Divorcée Life: Easy trick to allow yourself a little “me time”

Welcome to a series of world-class master coach videos I’m sharing on topics that are key to emotional healing after divorce. Cheryl Richardson is the founding president of the International Coach Federation, she co-created the Body and Soul conference series sponsored by New Age magazine, and speaks professionally before numerous universities and Fortune 500 companies.

In her 1988 book, A Burst of Light, Audre Lorde wrote that "caring for myself is not self-indulgence, it is self-preservation and that is an act of political warfare."

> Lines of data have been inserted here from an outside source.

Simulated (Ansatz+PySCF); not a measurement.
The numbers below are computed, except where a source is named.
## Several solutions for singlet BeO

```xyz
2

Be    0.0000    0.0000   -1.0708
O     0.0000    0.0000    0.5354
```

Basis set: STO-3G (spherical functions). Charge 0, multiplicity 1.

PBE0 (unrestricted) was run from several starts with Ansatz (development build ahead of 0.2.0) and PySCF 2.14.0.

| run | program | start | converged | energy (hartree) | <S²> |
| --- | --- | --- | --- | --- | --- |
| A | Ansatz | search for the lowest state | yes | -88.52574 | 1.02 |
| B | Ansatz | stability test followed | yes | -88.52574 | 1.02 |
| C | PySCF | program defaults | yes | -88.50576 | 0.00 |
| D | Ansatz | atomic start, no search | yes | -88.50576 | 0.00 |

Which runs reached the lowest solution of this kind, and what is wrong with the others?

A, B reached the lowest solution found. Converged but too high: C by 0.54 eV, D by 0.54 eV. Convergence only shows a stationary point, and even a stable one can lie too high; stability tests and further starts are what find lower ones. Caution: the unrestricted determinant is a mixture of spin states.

Whether or not you believe that we, as women, tend not to have the freedom of choice that men have, one thing most of us have experienced is the pressure to sacrifice nearly every moment of our lives in the service of someone else.

Are you finding it difficult (both before and after divorce) to stop the hamster wheel and give yourself permission to live a little?

Here’s the easy trick that I found in the video below.  (Or, think of it as coming into self-care from the back door.)  

Your kids, friends, and family need you to be good to yourself.

Scroll down past the video for top divorcée takeaways on the key sentence above, and the importance of “me time,” in case you'd like an idea of what's covered before watching.

Divorcée takeaways on making time for ourselves:

  • Sometimes, the pressure comes from ourselves to do more and more for our families, and not necessarily our families forcing us to work ourselves to death.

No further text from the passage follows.